During a booming twelve-month period for the markets, Verizon Communications (VZ) stock has made few dramatic moves. That seems sensible, given that its main appeal is the company’s solid, stable forward dividend yield of 4.33%, not the potential for high price appreciation.
Despite its stability, some may wonder whether the company’s recent move to jettison its online media unit, which included brands such as AOL and Yahoo!, could help change the stock’s growth situation.
Verizon had paid up big to acquire both businesses, to the tune of $9 billion. Now, only a few years after its mid-2010s online media splurge, the company is unloading a 90% stake in the unit to private equity giant Apollo Global Management (APO) for just $5 billion.
Is this deal, which seems to be a case of throwing in the towel, a good thing for Verizon shares? It should be a positive move, but so far it has not been, and likely will not be, a driving factor for its stock price. (See Verizon stock analysis on TipRanks)

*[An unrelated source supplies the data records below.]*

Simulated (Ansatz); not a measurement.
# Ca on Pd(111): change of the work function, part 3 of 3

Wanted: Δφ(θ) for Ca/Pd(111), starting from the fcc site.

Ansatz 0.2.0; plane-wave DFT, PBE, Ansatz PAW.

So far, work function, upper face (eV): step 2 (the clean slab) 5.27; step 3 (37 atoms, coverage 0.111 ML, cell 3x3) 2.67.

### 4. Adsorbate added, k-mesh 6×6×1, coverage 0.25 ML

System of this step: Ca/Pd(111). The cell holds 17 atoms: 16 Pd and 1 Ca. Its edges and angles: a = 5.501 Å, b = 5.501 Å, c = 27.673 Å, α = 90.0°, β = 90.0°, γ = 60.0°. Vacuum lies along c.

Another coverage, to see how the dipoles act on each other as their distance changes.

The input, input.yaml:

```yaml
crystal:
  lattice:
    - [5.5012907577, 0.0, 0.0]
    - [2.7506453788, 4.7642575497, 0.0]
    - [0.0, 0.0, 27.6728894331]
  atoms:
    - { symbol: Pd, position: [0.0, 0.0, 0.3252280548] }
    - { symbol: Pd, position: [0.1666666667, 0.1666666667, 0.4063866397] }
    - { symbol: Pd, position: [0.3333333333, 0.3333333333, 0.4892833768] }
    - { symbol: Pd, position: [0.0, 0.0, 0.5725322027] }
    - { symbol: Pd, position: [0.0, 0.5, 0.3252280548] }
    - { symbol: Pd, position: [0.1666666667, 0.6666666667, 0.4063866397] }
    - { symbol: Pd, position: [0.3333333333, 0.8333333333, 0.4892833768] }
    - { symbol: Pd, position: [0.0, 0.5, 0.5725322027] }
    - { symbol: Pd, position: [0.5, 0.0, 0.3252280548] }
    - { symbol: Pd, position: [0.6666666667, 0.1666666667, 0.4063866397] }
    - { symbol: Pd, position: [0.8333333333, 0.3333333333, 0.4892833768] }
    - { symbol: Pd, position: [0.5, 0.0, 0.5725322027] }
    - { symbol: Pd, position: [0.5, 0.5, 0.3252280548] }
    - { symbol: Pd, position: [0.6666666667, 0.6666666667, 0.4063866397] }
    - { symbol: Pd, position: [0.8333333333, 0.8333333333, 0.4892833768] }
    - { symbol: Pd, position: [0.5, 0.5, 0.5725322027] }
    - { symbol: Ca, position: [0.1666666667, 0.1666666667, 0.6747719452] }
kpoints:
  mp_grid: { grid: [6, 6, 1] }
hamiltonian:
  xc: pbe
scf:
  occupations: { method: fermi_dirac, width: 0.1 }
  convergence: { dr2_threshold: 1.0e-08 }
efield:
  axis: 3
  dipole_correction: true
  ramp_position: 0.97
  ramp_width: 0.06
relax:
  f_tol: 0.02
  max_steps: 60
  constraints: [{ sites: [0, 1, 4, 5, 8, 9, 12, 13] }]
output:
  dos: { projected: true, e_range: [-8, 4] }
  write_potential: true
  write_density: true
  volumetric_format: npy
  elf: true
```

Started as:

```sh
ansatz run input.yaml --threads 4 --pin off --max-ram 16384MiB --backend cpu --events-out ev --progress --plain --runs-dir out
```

VZ Stock and Exit From Online Media
Much like AT&T (T), a few years ago, this internet and phone provider decided to try its hand as well at diversifying into media. Verizon shied away from acquiring “old media” properties like its rival did via its costly acquisition of Time Warner back in 2018.
Verizon did go with some “old school” names, but they were “old school” in the sense that they were brands that got their start at the dawn of the dotcom era.
In buying up AOL and Yahoo!, Verizon might have believed it could become a major player in the online advertising space. Yet, holding just 2% market share, it has not exactly beaten ad powerhouses Google (GOOGL) and Facebook (FB) at their own game.
In hindsight, it made little sense to try competing with ad-focused tech giants. By admitting defeat now, the company can shift its focus back to what it does best.
Refocus on Telecom Unit
Considering the company’s overall market capitalization of around $243 billion, its ill-fated foray into new media didn’t do much damage. The flip-side, though, is that the sale of its media division does little to help overall prospects for VZ stock.
Sure, with its need for cash in order to capitalize on 5G, the $5 billion in proceeds from the deal will come in handy. In order to keep up with AT&T and T-Mobile (TMUS), Verizon has to pay large amounts for the airwave spectrum.
Verizon is certainly facing many challenges. However, given that the company is well-established and less levered than rival AT&T, Verizon has a shot at holding the competition at bay. This bodes well for keeping results steady, which in turn will help secure its current dividend payout.
At the same time, investors looking for stocks with appreciation potential will likely look elsewhere. This likely means that the stock, after popping and dropping on the divestiture news, is not likely to shift significantly from its current price levels of around $58 per share.
What Analysts are Saying About VZ Stock
According to TipRanks, VZ stock has a Moderate Buy analyst consensus rating. Out of 13 analyst ratings, 5 rate it a Buy, 8 analysts rate it a Hold, and 0 analysts rate it a Sell.
As for price targets, the average analyst price target on VZ stock today is $61.30 per share, implying around 7.2% upside potential from current price levels. Analyst price targets range from a low of $57 per share to a high of $64 per share.
Bottom Line: Divestiture is a Net Positive, But It’s No Gamechanger
Both AT&T and Verizon entered into the media business around the same time. Interestingly, both are opting to divest these recent holdings at the same time as well. Similar to Verizon’s above-mentioned divestiture, AT&T has just announced plans to merge its media unit with Discovery (DISCA).
After spreading itself too thin, Verizon is smartly trimming down its empire at a time when even its bread-and-butter telecom unit faces challenges of its own. Competition is heating up, and the company is facing pricing pressures. Despite spending heavily to upgrade for the 5G revolution, its ability to raise prices is dubious, given its competitors’ low prices.
Verizon’s ability to generate enough cash flow to service the dividend is vital to its future prospects. In the grand scheme of things, the aforementioned divestiture does little to change the fortunes of VZ stock.
Disclosure: Thomas Niel held no position in any of the stocks mentioned in this article at the time of publication.
Disclaimer: The information contained herein is for informational purposes only. Nothing in this article should be taken as a solicitation to purchase or sell securities.